Skip to main content

Data Model

Overview

Eppo Geolift leverages Eppo's metric primitives but has additional considerations when compared to A/B testing, detailed in this document.

Geolift focuses on detecting attributable differences in the Metrics analyzed from ground up, at aggregated levels.

Planning New Tests

To plan a new test, consider:

  • The channel, creative, or campaign you'd like to test
  • The business question or hypothesis you'd like to answer
  • What units of randomization might fit your data (see below)
  • Any units/regions that must be included in treatment or excluded from the synthetic control
  • Eligible testing dates (blackout periods, promotional periods, other tests in-flight)

Analyzing Existing Tests

To analyze an existing test, consider:

  • The baseline test design
  • The start and end dates of the intervention
  • The unit of randomization (see below)
  • The units/regions included in treatment and included in control

Geolift Units

In A/B testing, the unit of analysis is often a user, account, order, etc. In Geolift, the units of analysis are usually geographies or a set of non-geographic units that are more aggregated than individal actions. For example, in a regional geotest, the treatment and control would vary across US States, DMAs, or postal code clusters.

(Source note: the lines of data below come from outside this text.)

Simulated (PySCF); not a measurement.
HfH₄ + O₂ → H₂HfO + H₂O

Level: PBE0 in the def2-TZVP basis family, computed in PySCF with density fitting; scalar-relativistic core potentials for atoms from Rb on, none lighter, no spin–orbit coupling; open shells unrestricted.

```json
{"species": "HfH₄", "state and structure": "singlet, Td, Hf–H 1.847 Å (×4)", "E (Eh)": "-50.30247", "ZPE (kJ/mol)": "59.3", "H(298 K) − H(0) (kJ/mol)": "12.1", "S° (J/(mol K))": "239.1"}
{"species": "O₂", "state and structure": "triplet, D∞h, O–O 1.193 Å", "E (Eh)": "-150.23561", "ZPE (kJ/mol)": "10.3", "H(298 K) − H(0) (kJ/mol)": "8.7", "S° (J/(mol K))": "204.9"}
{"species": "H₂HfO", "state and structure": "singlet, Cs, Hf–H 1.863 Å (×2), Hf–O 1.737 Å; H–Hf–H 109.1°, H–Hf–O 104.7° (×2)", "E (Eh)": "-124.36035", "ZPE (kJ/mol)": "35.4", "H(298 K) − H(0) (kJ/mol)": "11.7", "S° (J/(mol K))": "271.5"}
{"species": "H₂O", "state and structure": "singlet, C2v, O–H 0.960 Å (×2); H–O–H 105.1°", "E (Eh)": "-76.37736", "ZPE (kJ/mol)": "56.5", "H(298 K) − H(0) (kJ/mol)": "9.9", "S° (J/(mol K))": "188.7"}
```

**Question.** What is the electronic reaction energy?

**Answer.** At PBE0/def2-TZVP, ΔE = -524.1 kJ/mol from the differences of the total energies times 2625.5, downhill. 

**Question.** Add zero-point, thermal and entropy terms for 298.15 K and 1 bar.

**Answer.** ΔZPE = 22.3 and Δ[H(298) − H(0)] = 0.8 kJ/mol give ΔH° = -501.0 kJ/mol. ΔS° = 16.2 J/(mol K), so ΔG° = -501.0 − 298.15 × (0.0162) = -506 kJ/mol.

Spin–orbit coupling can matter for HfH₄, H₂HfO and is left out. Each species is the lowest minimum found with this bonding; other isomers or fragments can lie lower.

The Geolift unit of analysis is created as an Entity in Eppo. The provided units are read as strings and must be consistent across the entire pipeline, including KPI modeling, spend data, and results.

Eppo supports multiple entities across Geolift, A/B testing, and contextual bandits. Read more on how to create entities that match your business here.

Geographic Units

Popular geographic levels include:

  • US Regions (DMAs, MSAs)
  • Commuting Zones
  • ZIP/Postal Code Clusters
  • States
  • Countries

Non-Geographic Units

Popular non-geographic levels include:

  • Retail stores
  • Fufillment centers
  • Web pages
tip

The unit should be consistently available across:

  • Targeting (e.g. ad platform location inclusion/exclusion controls)
  • Spend reporting (e.g. ad platform reporting breakdowns)
  • Metric reporting (e.g. transaction-level dimensions)

Metrics and Spend

Primary and secondary metrics and ad spend data are made available to the Eppo Geolift system by creating Metrics. Generally, a Metric should be aligned with the source of truth in your warehouse. For Geolift, the most important factors are:

  • The Entity to be analyzed is mapped to the column that contains its values
  • The Entity value (e.g. location) is attached to the Metric

Geolift supports SUM and COUNT aggregations. The Metric layer is also where filtering can be performed on values that are supplied as Fact Properties.

Spend

Ad spend data is supplied through the same process as your measurement metrics -- creating a SUM metric that maps to the appropriate level of aggregation and matches the intervention.

Historical Data Needs

For your Primary Metric, we require at least three months of historical data to exist in the system. We support up to 18 months of data.